In the past many out-buildings in Carbon County were constructed without adherence to codes, particularly in connection with recently enacted regulations.
Codes enacted after the buildings were constructed have created consternation for residents who own and want to remodel or add on to the existing structures.
"I certainly have more faith in building codes than in some arbitrary ideas about how to build something," said Dave Levanger at the county planning board meeting May 1.
"But we also realize that there are instances where adding on to a present structure, even if it isn't built to code, could still be allowed," continued the county planning director.
Levanger presented a change in the code that would allow the expansion to the members of the planning board.
The county codes have allowed homes to be restored in the case of a disaster such as fire or wind damage.
But the regulations did not allow for expansion under some of the old set back rules.
"Things can be rebuilt, but not expanded under the present code," said Levanger. "Problem is that this keeps people from being able to expand an out-building the way they want to."
An example would be a garage that a local resident wants to add on to.
The garage may have been built in 1955 and at a location three feet from the resident's property line.
However, the county's current building code specifies that the set back distance would have to be eight feet for any addition to that particular structure.

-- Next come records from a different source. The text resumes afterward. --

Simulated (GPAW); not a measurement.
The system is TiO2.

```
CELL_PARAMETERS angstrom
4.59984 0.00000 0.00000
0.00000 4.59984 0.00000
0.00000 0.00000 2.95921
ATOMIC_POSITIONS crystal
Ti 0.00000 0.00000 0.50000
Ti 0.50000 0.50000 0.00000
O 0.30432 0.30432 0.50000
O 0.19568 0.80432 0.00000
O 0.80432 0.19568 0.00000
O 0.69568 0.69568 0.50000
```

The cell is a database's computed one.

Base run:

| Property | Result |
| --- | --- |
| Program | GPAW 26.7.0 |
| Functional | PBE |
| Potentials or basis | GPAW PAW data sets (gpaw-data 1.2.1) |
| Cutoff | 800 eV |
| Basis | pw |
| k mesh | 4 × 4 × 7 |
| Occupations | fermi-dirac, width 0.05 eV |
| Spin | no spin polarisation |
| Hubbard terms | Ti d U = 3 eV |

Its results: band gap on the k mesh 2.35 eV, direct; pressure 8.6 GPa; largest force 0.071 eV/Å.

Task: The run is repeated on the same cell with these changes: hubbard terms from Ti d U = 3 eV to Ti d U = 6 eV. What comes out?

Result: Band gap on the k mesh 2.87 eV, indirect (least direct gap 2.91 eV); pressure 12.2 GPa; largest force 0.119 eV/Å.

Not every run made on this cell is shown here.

If the person wanted to add on to the back of the existing garage, the expansion project would become almost impossible without tearing the old building down and replacing the structure entirely.
Under the proposed revised code, the regulation would allow for the same set back distance as it physically exists.
"We just can't see a good reason to not let people do this," said Levanger.
The planning and zoning board members voted to recommend the proposed code change to the Carbon County Commission.